Saturday, July 17, 2010

Summer time reading


The 10th and final installment of Walter Russell Mead's essay: "The Top Ten Things We Learned From the Global Economic Meltdown".

10. The politicization of economic governance is dangerous business.


The economic system we’ve built depends heavily on a small number of global financial firms who necessarily enjoy close links to national governments. Because of their power and their wealth (and also because they are sometimes ‘too big to fail’), these firms can potentially control the laws that govern their behavior and the regulators who enforce them. In the United States there has been a lot of attention paid to the close relations between current and former executives at Goldman Sachs and the Clinton, Bush and Obama administrations. The finance-government nexus in the US has its counterparts in other countries as well. These close connections, and the obvious danger of conflict of interest, have gotten a lot of attention — as well they should.

But the problem of regulatory capture is much greater and more deeply entwined with our current economic structure than this one case. The rise in the economic importance of the state during the twentieth century–however necessary and in many ways benign this role may have been at various points along the way–inevitably brings politicized governance and regulation in its wake in ways that make bubbles, panics and crashes both more destructive and more likely.

To take one important example, when government workers make up a substantial portion of the electorate, they can influence their own wages and pensions by voting as a bloc. They can — and they do. California, Illinois and Greece have a lot in common.

But even this is just the tip of the iceberg. The increased economic role of the state naturally and inevitably multiplies conflicts of interest and creates moral hazard. American housing policy, widely and correctly blamed as a major contributing factor to the crisis of 2008, was an outstanding example. The combination of interest groups — consumers who wanted cheap loans and rising house prices, banks who wanted a safe and profitable business model, contractors and other businesses with a stake in the home-building industry, cities and towns whose tax bases increase with rapid growth, advocates for the poor who wanted to improve the access of marginalized groups to the Great American Wealth Machine of home ownership — put them all together and there was an irresistible political force driving the United States real estate market and the financial system into more and more dangerous territory. The housing bubble wasn’t an accident; it was the result of decades of national policy and we worked very hard and spent lots of money to make that bubble as big and as dangerous as it turned out to be.

“Vote yourself a farm!” was a slogan of those who campaigned for the Homestead Act that gave free farmland in the west to anyone willing to settle it. Farm subsidies from the Homestead Act through price supports helped cause the Dust Bowl catastrophe and the great agricultural depression of the 1930s by encouraging over-investment in farming and the creation of marginal farmsteads. The crash was more brutal because government support had inflated the bubble past what would otherwise have been its ‘natural’ size.

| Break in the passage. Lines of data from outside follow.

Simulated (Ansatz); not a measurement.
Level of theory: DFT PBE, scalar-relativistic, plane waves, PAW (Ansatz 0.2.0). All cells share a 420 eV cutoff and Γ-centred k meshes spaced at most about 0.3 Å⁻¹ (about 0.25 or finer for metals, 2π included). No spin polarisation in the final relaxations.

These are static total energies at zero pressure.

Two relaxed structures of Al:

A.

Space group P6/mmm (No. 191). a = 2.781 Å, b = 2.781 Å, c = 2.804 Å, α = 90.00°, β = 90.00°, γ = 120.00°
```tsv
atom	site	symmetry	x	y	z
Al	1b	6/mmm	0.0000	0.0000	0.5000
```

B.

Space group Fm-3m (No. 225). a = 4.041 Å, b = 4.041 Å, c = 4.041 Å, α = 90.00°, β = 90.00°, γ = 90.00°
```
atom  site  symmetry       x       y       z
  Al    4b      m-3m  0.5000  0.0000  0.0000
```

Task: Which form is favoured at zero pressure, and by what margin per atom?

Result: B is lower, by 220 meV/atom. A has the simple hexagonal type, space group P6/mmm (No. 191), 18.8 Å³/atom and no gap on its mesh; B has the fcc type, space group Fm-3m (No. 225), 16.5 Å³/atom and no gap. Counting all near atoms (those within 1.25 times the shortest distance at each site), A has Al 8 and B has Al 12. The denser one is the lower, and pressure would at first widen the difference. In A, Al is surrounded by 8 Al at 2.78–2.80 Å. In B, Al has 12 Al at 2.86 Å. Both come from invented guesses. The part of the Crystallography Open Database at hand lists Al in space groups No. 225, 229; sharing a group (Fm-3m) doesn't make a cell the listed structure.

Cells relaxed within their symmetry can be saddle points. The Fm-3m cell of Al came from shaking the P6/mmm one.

“Vote yourself a home!” has been our national motto for the last fifty years and today Americans are as addicted to the home mortgage deduction (and the even less justifiable deductions for second mortgages and home equity loans) as Greeks are to early retirement and government employment. Political popularity makes the policies harder to change — but no less damaging and destructive.

There is no easy way out of these problems. Global markets need sophisticated firms and large firms can manage risks and survive shocks that smaller ones can’t. Civil servants do not and should not lose the right to vote when they take government jobs. The decision to favor home ownership on social and political grounds is one that politicians can properly make, and there is a lot to be said for policies that have helped millions of American families acquire substantial equity over the years.

Yet it is clear that the mix of democracy and capitalism is a dangerous if necessary brew; after decades in which we failed to think the costs and risks through, we are now suffering the consequences of policies that create dangerously perverse incentives in both political and economic spheres. Reducing damaging but popular forms of state intervention in the economy while ensuring the state retains the authority and the ability to provide the effective legal and regulatory frameworks without which no modern economy can flourish is the fiendishly difficult and delicate task which Europeans and Americans alike must now undertake.

(italics, ours)

Don't count on this Wall St. reform bill to come anywhere close to striking that fine balance. We hate to look like Know Nothings but really... what more do you need to know about this particular piece of legislation than the fact it was written by Chris Dodd and Barney Frank?

Look for crony capitalism and "corporatism" once hated by that near-extinct animal known as "liberal" to become further entrenched by this bill.

Our blog buddy, Harrison, has a nice round-up of quotes and goings ons from Frank and Dodd that will only prove our point, here.

P.S. The image we have been using for this series is an allegorical painting by Hendrik Gerritsz Pot circa 1940 depicting Tulip Mania which many believe to be the first speculative bubble.